Cisco wireless firewall devices vulnerable to SQL injection

Jan 29, 2016 23:50 GMT  ·  By

When you have thousands of different products and services like Cisco does, it's bound for a critical security bug to pop up here and there, but to Cisco's credit, the company is quite apt at detecting issues and fixing them with timely firmware updates.

One of the most recent security updates the company put out is a severe issue in its Cisco RV220W Wireless Network Security Firewall devices.

The issue (CVE-2015-6319) refers to a flaw in the device's admin authentication procedures. If the device has the remote management feature turned on, it was vulnerable to executing SQL statements embedded within an HTTP request.
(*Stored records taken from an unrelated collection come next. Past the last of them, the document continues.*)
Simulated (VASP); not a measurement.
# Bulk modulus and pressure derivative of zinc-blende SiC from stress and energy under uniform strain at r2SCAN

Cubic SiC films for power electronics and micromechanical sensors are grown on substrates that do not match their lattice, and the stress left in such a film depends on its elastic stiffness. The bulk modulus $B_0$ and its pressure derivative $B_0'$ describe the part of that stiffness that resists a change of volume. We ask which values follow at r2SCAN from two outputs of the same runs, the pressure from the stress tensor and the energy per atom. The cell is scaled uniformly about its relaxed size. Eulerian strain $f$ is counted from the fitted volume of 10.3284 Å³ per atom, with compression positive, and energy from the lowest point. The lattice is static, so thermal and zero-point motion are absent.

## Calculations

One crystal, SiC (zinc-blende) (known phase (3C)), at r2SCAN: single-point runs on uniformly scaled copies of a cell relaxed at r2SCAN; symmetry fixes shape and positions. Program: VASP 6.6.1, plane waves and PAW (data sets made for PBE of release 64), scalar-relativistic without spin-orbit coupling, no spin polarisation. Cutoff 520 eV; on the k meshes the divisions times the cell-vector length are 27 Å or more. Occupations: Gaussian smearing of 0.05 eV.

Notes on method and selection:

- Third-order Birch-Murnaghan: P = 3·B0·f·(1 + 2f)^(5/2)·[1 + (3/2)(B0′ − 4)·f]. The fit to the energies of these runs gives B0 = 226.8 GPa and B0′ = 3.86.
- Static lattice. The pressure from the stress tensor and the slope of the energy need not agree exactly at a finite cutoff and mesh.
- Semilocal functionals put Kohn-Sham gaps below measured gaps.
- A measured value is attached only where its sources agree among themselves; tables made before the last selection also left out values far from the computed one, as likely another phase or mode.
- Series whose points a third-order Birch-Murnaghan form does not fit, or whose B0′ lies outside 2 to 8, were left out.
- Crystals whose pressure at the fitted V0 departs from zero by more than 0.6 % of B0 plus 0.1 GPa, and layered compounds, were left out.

The problem was because of insufficient input validation of HTTP request, and an anonymous researcher working with the Beyond Security's SecuriTeam Secure Disclosure program caught wind of this practice and tested the authentication interface for specific attack vectors.

SQL injection via the Cisco device's admin panel login

The researcher discovered that by messing around with the HTTP request's header and by adding his own brew of malicious SQL code, he could bypass the authentication procedures and execute the code on the device.

Depending on each attacker's skill level, the device was prone to full takeover, with the attacker gaining admin rights on the device.

The vulnerability had a severity score of 10 out of 10, meaning the attack was easy to carry out, even by lesser skilled technical users.

CVE-2015-6319 affected all Cisco RV220W Wireless Network Security Firewall devices running firmware releases version 1.0.7.1 and earlier. Version 1.0.7.2 has fixed this issue.

In case sysadmins can't update their devices yet due to technical and bureaucratic reasons, Cisco advises them to disable the device's remote management feature, or limit access to the interface's Web panel.

This latter operation should be carried out via the device's settings panel which allows admins to restrict access to the device's dashboard by IP-based rules.